Jonah Hill never intended to be an actor. Since his childhood, he dreamt of becoming a director, but his brushes with Hollywood eventually led to his starring role in “Superbad”. The rest is history. He’s enjoyed an illustrious acting career over the past decade, working with the likes of Martin Scorsese and Gus Van Sant, but now he’s finally ready to step behind the camera. Hill’s started by writing what he knows: what it was like to be a kid in the “Mid90s”.

Hill’s directorial debut follows 13-year-old Stevie in sunny Los Angeles. Stevie’s home life is less than ideal: his brother is physically abusive, and his mother doesn’t know how to deal with his teenage turbulence. After coming across a group of older kids bantering in a skate shop, Stevie decides to take up skateboarding in hopes that he’ll move up the social ladder. The skaters recognize his effort and gladly take the young blood under their wing.

“Mid90s”—if the title hasn’t already given it away—is a bit of a period piece, and it’s not about to let you forget that. Early scenes are so chock full of 90s references that they’re almost laughable. They come off like the parodic flashbacks in “Bojack Horseman”, which comically feature characters spouting decade-specific references while signs of the time fly by in the background. “Mid90s” is a better period piece when it concentrates on its central group of friends.

Hill chose to shoot the movie in a 4:3 aspect ratio, which means the screen is more squarish than the wide banner that modern audiences are used to. Back before the 1950s, all movies were shot in 4:3 (or a similar aspect ratio) due to technical limitations, but nowadays some filmmakers return to it for artistic purposes. In “Mid90s”, the aspect ratio places emphasis on the characters: they’re nearly always centered in the frame. Whenever a character speaks, reacts, listens, or acts, they’re the film’s entire focus, filling the frame like a portrait. The movie is an art gallery of adolescent hopes, fears, vices, and insecurities. People are reflections of their context, so when Hill squares his skaters in front of the camera, we see the mid-90s bounce back through the lens.

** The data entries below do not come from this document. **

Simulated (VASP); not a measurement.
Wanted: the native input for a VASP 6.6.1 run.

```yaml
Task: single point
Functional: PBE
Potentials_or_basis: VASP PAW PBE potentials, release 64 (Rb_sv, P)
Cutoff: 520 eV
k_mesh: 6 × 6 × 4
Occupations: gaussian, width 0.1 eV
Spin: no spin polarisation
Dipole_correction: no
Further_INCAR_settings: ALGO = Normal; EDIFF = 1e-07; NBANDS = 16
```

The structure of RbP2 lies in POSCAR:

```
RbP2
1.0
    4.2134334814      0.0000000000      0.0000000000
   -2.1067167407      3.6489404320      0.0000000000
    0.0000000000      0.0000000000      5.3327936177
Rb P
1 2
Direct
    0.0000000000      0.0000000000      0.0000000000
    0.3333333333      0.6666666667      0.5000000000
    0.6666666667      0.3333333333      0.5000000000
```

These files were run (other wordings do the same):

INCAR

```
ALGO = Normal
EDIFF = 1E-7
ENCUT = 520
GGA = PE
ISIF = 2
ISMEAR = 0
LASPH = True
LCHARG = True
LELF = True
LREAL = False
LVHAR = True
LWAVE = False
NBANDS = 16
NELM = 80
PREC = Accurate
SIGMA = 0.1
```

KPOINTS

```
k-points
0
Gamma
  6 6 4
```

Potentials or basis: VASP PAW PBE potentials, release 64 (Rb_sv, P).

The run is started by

During its first hour, “Mid90s” keeps the story simple, following Stevie and his friends as they meander through life on wheels. Their spirals into self-indulgence eventually involve sex, drugs, and violence, even at their young ages. The 1995 indie film “Kids” became infamous for its portrayal of kids engaging in such behavior—“Mid90s” is like “Kids” meets Linklater’s “Slacker”, in that it uses wandering, hedonistic protagonists to evoke a specific place at a specific time. Paired with a carefully curated soundtrack and a score from Trent Reznor and Atticus Ross, the first hour of “Mid90s” swirls into a sublime dream and time machine.

When Hill’s screenplay introduces major conflict in the third act, though, the movie loses its momentum. There are small, interpersonal conflicts earlier in the movie that hint at characters’ suffering in subtle ways—notably Stevie’s skirmishes with his older brother, acted beautifully by Lucas Hedges—but the final act externalizes these hardships. Suddenly characters are moralizing out loud and the consequences of the kids’ actions hit them all at once. “Mid90s” seems to know that its finale is contrived, as it tries to swivel back to simple pleasures in its last moments, but the abrupt shift ends the movie on a jarring note.

The power of its first hour doesn’t fade, fortunately. “Mid90s” is a promising directorial debut for Jonah Hill and a great introduction to a host of young actors—especially lead actor Sunny Suljic and standout Na-kel Smith. If Hill can fine tune his next screenplay, he’s already proven that he has the direction to match.